Passports and Visas for Motorcycle Touring in Ireland
If you’re coming from the U.S.A, Canada, or Australia, you can stay in Ireland for up to 90 days, in a 6-month period, without a visa. Plan to stay any longer than this, however, and you’ll need to apply for a visa. Although Ireland isn’t in the Schengen zone, it is in the EU. So, if you are a citizen of an EU member state, you don’t need a visa to go motorcycle touring in Ireland.
Bike Permits and Carnets
According to ATA Carnet, Germany is listed as a country which requires a carnet. Although the ATA Carnet website states, “If goods are properly imported into one EU carnet country and re-exported from a second EU carnet country, the Carnet holder is unlikely to encounter any claims fees.”.
You may be asked to produce several documents if motorcycle touring in Ireland, these include:
- Your licence
- Proof of insurance
- A sticker showing your country of origin (unless you have an EU licence plate)
You are required to have motor insurance when motorcycle touring in Ireland. Before you leave, contact your insurance company and inquire about your coverage abroad or contact the Irish branch of your motor insurance company.
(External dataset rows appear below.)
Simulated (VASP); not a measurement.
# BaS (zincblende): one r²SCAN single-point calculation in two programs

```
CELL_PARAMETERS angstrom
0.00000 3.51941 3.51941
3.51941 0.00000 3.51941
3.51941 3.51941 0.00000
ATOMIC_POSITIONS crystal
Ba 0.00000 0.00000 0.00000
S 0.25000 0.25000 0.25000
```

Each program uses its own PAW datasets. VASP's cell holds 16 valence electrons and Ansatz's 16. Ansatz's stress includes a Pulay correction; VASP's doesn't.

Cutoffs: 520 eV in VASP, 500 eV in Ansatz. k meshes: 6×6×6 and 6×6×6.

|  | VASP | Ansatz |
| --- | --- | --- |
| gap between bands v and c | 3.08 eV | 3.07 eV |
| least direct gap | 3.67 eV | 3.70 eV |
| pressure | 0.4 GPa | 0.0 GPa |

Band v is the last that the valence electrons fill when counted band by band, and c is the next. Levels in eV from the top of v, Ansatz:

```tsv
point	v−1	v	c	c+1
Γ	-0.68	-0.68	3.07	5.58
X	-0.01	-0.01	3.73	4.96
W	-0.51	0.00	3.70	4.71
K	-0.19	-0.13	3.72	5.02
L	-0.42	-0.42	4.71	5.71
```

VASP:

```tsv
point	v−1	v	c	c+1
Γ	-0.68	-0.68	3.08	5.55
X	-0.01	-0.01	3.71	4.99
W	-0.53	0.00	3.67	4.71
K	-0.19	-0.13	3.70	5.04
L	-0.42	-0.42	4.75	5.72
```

Motorways in Ireland are in very good condition, as are most of the national roads. Venture off the beaten track, however, and it’s a different story. Road conditions can quickly become very bad, with tufts of grass lining the middle of the roads.
You don’t need a vignette for Irish roads but there are tolls on parts of Irish motorways and the price depends on what vehicle you’re using, and what section of the motorway you’re travelling on. You can pay at tollbooths on the motorway. If you use the M50, however, a motorway which runs around Dublin city, you must pay online using eFlow – thankfully, for motorcycles, the M50 is free.